The documentary Herb and Dorothy, directed by Megumi Sasaki and released in 2008, opens with busy New York streets and quick shots of PaceWildenstein Gallery in Manhattan, a well-known bastion of contemporary art founded in the 1960s. In the next shot, two hunched figures, a man and a woman both in their 70s, emerge toward the street from the back seat of a taxi.  Their backs are then turned toward the camera as they approach the gallery doors, and the man mutters, “Oh, it’s crowded already.” That tinge of aggravation sensed in his tone is really the tremble of excitement.  In the next shot from the interior of the gallery, this man exclaims from his seat amidst crowding figures, “It’s extraordinary!”

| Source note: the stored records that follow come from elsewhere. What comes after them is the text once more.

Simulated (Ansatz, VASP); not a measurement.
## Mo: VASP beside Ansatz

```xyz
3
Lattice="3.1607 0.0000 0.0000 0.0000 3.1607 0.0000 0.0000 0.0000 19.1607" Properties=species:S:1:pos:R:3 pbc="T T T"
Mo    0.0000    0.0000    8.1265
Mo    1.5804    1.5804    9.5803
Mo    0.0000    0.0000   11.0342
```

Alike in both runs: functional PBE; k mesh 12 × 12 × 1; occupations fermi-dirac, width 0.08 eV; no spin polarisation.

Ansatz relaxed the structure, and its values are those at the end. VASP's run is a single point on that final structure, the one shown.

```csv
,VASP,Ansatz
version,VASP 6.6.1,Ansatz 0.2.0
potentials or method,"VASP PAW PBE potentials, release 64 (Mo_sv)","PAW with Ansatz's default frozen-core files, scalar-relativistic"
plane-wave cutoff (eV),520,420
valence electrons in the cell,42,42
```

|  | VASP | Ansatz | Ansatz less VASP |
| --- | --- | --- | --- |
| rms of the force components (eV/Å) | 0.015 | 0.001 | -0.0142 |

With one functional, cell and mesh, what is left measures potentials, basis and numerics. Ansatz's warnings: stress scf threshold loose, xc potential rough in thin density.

 The couple is Herbert and Dorothy Vogel, perhaps the greatest collectors of art from the 1960s in the United States.  In the documentary, the Vogels and the artists whose art formed their collection – currently approximated at more than 4,000 works - explain how they amassed it, once crammed into their tiny New York apartment.  The film also explains the provenance of the objects from their collection that are now part of the holdings at the New Orleans Museum of Art.

After marrying, honeymooning in Washington, D.C. , and visiting the National Gallery in the early 1960s, their interests in art brought them to painting classes at NYU. They decorated their apartment with their own works. But, they also started slowly collecting from other artists. According to the documentary, Herb knew the crowd at the Cedar Tavern, that famed hangout of the abstract expressionists. New York’s art scene had grown into a rich, heroic state since the fame of the 40s and 50s. But, other forms were emergent.  Artists moved past the formal issues of Ab-Ex and the modern emphasis on surface, plasticity, and space that marked Minimalism in the 60s to “idea” as art’s foundation.  The concept began to govern the object, in turn, diminishing the authority of the object itself. “Anything goes” became a mantra, manifested with untraditional media and visual conundrum.

This new work, often without gallery representation, was very affordable to young collectors like the Vogels. Eventually, their collecting fluidly overtook their apartment walls. Judging their own practice less successful than what they bought, they gave up making and began avidly adding to their collection. Dorothy’s salary as a librarian at the Brooklyn Library in Brooklyn Heights paid the bills, and Herb’s income – he was a United States postal worker - bought the art.  Their appetites were voracious.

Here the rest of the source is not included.